On Sunday, January 13, a 57-year-old Japanese singer named Anri will play a rare midwestern show for a sold-out crowd at the Renaissance Schaumburg Convention Center. In the mid-80s, while Japan was enjoying the final years of its long postwar boom, Anri became one of the crucial voices of “City Pop”—a fizzy, euphoric form of electronic disco, that was imbued with the optimistic spirit of a New Japan and also took cues from American superstars such as Michael Jackson and Donna Summer. It was the aspiration of a nation condensed into sound, and Anri had the perfect persona for it: she was gregarious, sexy, sophisticated, and alluring in her worldliness but always impeccably Japanese. She recorded dozens of hit songs throughout the decade, but in the 90s, as Japan’s miraculous economic growth began to slow, so did City Pop. The genre dried up as fast as disco did in this country, and it probably never would’ve reached American ears if it weren’t for Van Paugam, a Chicago-based DJ who’s made it his life’s work to resurrect City Pop for a new generation of Westerners.

“I had no idea people would be as receptive to the genre and style of mixes I put out. I had always dabbled in the more obscure genres, but never really reached a big audience for what I was doing until City Pop resurfaced,” says Paugam. “I’ve never been anything much more than a starving artist experimenting on the fringe sounds of the outer Internet, so I never expected much of a fan base. Now it seems there is an entire community forming around the genre and my channel, which is still both confusing and wonderful at the same time.”

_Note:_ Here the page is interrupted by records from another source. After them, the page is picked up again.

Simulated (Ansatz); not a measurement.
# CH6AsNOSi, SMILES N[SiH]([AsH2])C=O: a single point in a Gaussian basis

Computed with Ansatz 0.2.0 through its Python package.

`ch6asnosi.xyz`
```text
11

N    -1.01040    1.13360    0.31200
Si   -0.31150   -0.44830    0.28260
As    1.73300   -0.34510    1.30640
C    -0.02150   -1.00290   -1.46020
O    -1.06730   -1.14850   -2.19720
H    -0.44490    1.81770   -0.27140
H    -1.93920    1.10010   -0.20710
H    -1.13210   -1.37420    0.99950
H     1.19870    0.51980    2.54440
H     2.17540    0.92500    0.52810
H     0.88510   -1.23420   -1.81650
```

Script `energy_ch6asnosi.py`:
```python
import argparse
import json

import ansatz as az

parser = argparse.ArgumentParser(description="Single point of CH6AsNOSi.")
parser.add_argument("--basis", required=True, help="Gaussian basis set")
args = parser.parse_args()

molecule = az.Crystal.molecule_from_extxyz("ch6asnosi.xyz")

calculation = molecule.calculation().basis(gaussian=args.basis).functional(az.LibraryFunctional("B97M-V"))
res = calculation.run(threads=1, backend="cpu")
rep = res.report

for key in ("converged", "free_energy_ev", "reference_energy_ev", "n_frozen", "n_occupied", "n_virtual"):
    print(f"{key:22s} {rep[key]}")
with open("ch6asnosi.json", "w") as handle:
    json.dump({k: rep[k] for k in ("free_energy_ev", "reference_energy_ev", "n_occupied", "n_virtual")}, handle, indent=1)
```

Though it can sometimes feel like nostalgia and irony are always a package deal these days, City Pop seems to purge the cynicism from American listeners. The music will never fully belong here—and there may be something colonialist about repackaging another country’s airy, hopeful pop music 30 years later—but Paugam’s fandom is so nerdy and earnest that it’s difficult to see it as disrespectful. And it’s helped Anri find new frontiers 40 years after her debut.